- Posted by liammclennan on July 24, 2009
Yesterday Martin Fowler wrote a post about making regular expressions easier to read by using a variation of the Composed Method pattern.
His code ended up looking like this:
const string scoreKeyword = @"^score\s+";
const string numberOfPoints = @"(\d+)";
const string forKeyword = @"\s+for\s+";
const string numberOfNights = @"(\d+)";
const string nightsAtKeyword = @"\s+nights?\s+at\s+";
const string hotelName = @"(.*)";
const string pattern = scoreKeyword + numberOfPoints +
forKeyword + numberOfNights + nightsAtKeyword + hotelName;
The goal is to name the various pieces of the regular expression so that it will be easier to decipher later.
I wrote a static class to do the same thing more concisely in .NET by using anonymous objects. The following snippet shows a regular expression before and after.
// before (standard .NET regular expression instantiation)
var expression = new Regex(@"<h(?<level>\d).*?>(?<title>.+?)</h\d>", RegexOptions.IgnoreCase);
// using an anonymous object and the Composed Method pattern
var expression = ComposeRegex.Compose(new
{
openH = @"<h",
levelCapture = @"(?<level>\d)",
anyOtherAttributes = ".*?",
closeH = ">",
titleCapture = "(?<title>.+?)",
endHElement = @"</h\d>"
}, RegexOptions.IgnoreCase);
And here is the code for the static class.
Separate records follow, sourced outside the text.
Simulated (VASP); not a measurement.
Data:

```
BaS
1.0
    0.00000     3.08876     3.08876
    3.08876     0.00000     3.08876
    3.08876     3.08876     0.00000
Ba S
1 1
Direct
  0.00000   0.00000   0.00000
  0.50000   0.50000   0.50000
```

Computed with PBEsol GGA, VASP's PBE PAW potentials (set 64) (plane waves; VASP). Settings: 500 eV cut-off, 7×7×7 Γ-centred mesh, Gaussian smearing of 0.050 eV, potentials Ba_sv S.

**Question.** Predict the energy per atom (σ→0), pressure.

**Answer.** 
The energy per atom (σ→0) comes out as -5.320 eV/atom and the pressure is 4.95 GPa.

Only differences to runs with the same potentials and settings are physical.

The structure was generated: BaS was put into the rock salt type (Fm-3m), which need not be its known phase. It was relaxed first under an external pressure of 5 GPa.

public static class ComposeRegex
{
public static Regex Compose(object pattern, RegexOptions options)
{
string expression = string.Empty;
foreach (var property in pattern.GetType().GetProperties(BindingFlags.Public | BindingFlags.Instance)) {
if (property.CanRead) expression += property.GetValue(pattern, null);
}
return new Regex(expression, options);
}
}
Hopefully you think that the Composed Method version is more readable. I would love to hear suggestions to improve the implementation. Perhaps a fluent interface might work well?